Labour’s proposal to impose VAT on private school fees will, we are often warned, lead to state schools becoming overloaded as parents withdraw their children from the independent sector and try to find alternative arrangements. That may turn out to be true in some areas in the short term, but in the longer term there is a different problem facing the state and independent sectors alike: a falling population of school-age children. It isn’t excessive class sizes which threaten to be an issue so much as shrinking classes, leading to school closures and amalgamations with other institutions.
London classrooms appear to be emptying – in 2022, 15.5 per cent of primary school places were unfilled
For nursery and primary schools in England, pupil numbers peaked in 2019. By 2028, according to the government’s projections, pupil numbers will fall a further 207,000 to 4.36 million. That is equivalent to 100 Grange Hills’ worth of pupils simply evaporating over the next four years.
In some areas the fall will be especially precipitous: Lambeth, Hillingdon and Ealing are all expected to lose 15 per cent of their pupils over the next three years. For secondary schools, the demographic trends inevitably follow a few years later. Numbers are expected to be at their lowest in 2026/27.
Much has been written about the deleterious economic effects of an ageing population, as fewer working-age people have to support a still-growing population of retired people – whose state pensions are paid out of current tax revenues.
But for schools, the problem of a shrinking population is arriving much sooner. The background to this is falling birth rates throughout the developed world, and increasingly in developing countries too. Of around 40 countries deemed by the World Bank to be ‘developed’, only one has a Total Fertility Rate – the average number of children born to women during their child-bearing years – above the replacement rate of 2.1. That is Israel, on 2.82. In Britain it is 1.87.
That overall figure masks the more detailed picture: that the fertility rate is only holding up thanks to a far higher fertility rate among the migrant population. In 2022, 30.3 per cent of births were to mothers who themselves were born outside the UK.
What does this mean for schools? State schools have already seen some closures: the number in London fell by a net 11 between 2020 and 2022, from 2,561 to 2,550. Among those lost are Archbishop Tenison’s School and St Martin-in-the-Fields High School for Girls, both ancient foundations which were run as state academies in their last years. In Lambeth, where both schools were based, there is an additional factor impacting on school rolls: the redevelopment of council estates which had significant numbers of family-sized homes; many of the higher-density replacement flats have one or two bedrooms.

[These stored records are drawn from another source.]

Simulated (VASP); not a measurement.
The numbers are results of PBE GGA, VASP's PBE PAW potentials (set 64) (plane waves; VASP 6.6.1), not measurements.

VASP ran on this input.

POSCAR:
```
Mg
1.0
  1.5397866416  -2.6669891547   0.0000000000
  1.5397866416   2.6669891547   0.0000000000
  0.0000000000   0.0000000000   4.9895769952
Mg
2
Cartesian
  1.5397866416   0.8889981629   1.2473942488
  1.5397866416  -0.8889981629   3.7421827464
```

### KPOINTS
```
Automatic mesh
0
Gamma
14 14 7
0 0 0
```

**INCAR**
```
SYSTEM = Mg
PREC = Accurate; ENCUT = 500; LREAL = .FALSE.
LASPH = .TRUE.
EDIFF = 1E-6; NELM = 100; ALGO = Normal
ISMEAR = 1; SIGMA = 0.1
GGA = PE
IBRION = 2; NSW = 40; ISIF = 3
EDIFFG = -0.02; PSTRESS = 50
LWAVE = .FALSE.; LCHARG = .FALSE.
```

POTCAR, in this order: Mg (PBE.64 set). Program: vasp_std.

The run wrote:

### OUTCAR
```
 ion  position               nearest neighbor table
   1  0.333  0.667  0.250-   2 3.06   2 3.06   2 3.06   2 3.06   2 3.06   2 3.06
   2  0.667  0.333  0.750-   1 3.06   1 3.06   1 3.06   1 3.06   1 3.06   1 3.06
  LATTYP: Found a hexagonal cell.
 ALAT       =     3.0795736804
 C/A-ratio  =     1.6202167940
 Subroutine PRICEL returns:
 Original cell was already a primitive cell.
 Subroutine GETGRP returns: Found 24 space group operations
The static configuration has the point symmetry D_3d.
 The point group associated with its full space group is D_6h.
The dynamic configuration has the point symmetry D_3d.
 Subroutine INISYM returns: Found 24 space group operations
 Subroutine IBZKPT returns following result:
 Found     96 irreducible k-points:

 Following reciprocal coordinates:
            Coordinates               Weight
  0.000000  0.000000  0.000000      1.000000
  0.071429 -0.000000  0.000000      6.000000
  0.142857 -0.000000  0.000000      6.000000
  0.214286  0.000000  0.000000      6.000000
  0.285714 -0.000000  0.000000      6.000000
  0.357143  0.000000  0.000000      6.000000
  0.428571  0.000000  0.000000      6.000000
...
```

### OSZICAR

London classrooms appear to be emptying – in 2022, 15.5 per cent of primary school places were unfilled. There are grants available to keep schools with falling rolls open, but that money is only going to go so far. Not every school will be spared like Milburn School in Cumbria, which had 32 pupils on its roll in 2001 but when inspected again in 2020 had just seven, taught by a single teacher. It was then reported to be the smallest school in England, but has evaded closure thanks to its remote location. No urban school is going to be allowed to shrink to that size before the fabled men from the ministry flog off its site to developers.
Nor, indeed, do all remote schools survive the axe. The Skerries School, which served a small group of islands off the Shetlands, made Milburn School look crowded, with a roll down to just three pupils before the Shetland Islands Council called time this summer. From the autumn term pupils will be transferred to a school in Lerwick, the metropolis of the Shetlands. The school has twice been mothballed before, once when it had precisely zero pupils.
Interestingly, the independent sector has avoided the demographic crunch. Apart from a small dip around the ages of seven and eight (the number of seven-year-olds has fallen from 27,424 in 2019 to 26,861 this year), primary, prep and pre-prep schools affiliated to the Independent Schools Council (ISC) have managed to retain stable rolls over the past five years. From age 11 upwards there have been substantial gains in rolls: the number of 15-year-olds at ISC schools grew from 47,740 in 2019 to 53,541 last year. Even so, not all have survived. Falling rolls led to the announcement by Alton School, Hampshire, that it is to close after 86 years.
Given that they only educate 6 per cent of children, the fortunes of independent schools are not exposed so directly to the birth rate as are those of state schools. An independent school can find itself in trouble in spite of a baby boom if it fails to persuade enough parents it is worth spending money on private education over the free-at-the-point-of-delivery state option. Conversely, independent schools can still flourish against a backdrop of falling births if they can grab a larger share of the overall education market.
If all else fails, they have the option of giving themselves up to the state sector. It worked for Liverpool College, according to headmaster Hans van Mourik Broekman, who helped convert the school into a state academy 11 years ago. The increase in pupil numbers, he says, enabled it to start teaching Latin – which it hadn’t done before – and to set up an orchestra.
Falling birth rates are certainly going to claim some casualties among Britain’s schools, state and independent sectors alike. But the victims will not necessarily be the ones you might expect. So long as there is still someone breeding in the neighbourhood, there may yet be ways to keep your school’s doors open.